As thousands of pre-university idealists contemplate a "gap year" of doing good in distant parts, the usefulness of their efforts has been questioned by the head of perhaps the best known of all British volunteer groups. The director of Voluntary Service Overseas, Judith Brodie, has warned that the prevailing attitude towards gap years risks becoming "outdated and colonial" because it focuses on the experience of the volunteers, rather than on the benefit to the recipient communities.
I dare say that the increasing number of students, and others, prepared to pay for the privilege of doing voluntary work abroad, rather as others might pay for a conventional package holiday, brings in intermediaries of a similar stripe. Volunteering abroad has become fashionable and provides an adornment to one's CV.
If half a cloud is passing over the world of volunteering abroad, however, at least it has nothing to do with the Government and is a by-product of success. The same, alas, cannot be said of what is happening in the voluntary sector at home. Volunteering in Britain has a long and admirable history. Compared with the dubious efficacy of some groups abroad, this so-called "third sector" at home has made itself not only useful, but in many respects indispensable.
Given the thoroughly positive reputation of home-grown volunteering and its very British reluctance to sing its own praises, it was probably always a matter of time before the Government alighted on it as an under-used resource. The result was New Labour's own twist on the Kennedy exhortation: Ask not what your government can do for you, but what you can do for your government.
Many in the proudly non-political mainstream of the voluntary sector now see a determined effort to harness their work more closely to the Government's objectives. Some projects, for instance, especially in the social and health spheres, may plug gaps that have opened up in programmes that were once routinely funded by taxpayers.
In trying to exploit the "third sector" in this way, however, the Government appears to be making some false, and indeed damaging, assumptions. The first is that the public has no particular view about which services should be the responsibility of government and which are appropriately provided by volunteers.

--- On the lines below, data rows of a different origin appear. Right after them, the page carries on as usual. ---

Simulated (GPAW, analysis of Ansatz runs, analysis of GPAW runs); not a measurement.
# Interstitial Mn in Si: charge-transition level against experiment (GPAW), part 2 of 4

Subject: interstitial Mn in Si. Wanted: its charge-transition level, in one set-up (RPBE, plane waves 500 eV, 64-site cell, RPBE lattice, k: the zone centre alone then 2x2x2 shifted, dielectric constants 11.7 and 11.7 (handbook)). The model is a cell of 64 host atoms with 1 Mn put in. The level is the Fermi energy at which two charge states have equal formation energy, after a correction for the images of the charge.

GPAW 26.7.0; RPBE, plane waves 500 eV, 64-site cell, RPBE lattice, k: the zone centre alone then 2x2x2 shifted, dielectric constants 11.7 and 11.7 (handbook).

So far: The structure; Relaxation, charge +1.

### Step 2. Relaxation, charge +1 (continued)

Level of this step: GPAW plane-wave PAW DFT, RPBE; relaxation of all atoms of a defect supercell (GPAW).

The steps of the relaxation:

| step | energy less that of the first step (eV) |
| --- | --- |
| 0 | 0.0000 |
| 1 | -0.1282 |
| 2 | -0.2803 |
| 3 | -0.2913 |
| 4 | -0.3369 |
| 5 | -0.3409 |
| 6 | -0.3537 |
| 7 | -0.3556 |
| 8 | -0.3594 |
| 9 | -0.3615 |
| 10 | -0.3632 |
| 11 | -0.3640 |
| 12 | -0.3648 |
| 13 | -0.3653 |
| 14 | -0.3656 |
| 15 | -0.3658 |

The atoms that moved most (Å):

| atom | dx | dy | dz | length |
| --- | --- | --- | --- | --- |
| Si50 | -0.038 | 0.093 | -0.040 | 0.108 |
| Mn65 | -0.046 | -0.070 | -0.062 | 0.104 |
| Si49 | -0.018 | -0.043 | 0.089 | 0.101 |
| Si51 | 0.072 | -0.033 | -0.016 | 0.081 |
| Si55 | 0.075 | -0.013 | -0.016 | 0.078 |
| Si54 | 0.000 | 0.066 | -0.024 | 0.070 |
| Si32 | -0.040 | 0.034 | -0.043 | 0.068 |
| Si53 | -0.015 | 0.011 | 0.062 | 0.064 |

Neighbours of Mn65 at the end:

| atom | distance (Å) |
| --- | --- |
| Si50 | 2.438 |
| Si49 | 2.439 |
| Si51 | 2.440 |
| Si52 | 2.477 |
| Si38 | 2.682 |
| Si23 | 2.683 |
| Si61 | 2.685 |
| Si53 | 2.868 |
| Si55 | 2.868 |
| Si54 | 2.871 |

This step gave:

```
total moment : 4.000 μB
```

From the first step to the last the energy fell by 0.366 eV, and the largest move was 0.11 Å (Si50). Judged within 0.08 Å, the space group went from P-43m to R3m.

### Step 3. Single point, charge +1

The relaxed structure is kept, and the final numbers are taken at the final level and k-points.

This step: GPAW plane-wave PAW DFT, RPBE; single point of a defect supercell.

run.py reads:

The second is that a prime motivation of many volunteers is to enhance their CV with a view to obtaining a salaried position. Ministers extrapolate from this that volunteering offers an opportunity for those without work to "reconnect" themselves with the labour market. According to this thinking, it has - or should - become a bridge to "real" work, rather as unpaid "work experience" has become almost essential for those trying to find a first job.
Fortunately, before the long-term unemployed - not to speak of carers, single mothers and the disabled - are dispatched for a bracing spell of volunteering to tone up their "work skills", some common sense has prevailed. A report just published* finds that the Government's assumptions about why people undertake voluntary work are largely wrong.
They are particularly wrong, the report finds, about the notion of voluntary work as a career move. Most volunteers, it says, take on unpaid work as a way of making a positive contribution, whether to a cause they have a personal interest in or to an activity where they feel they could make a difference. For many it is also a chance to fill spare time in a useful way, to meet people and to have a diversion that takes them outside the four walls of home. Only a very few saw any "career" component in what they were doing.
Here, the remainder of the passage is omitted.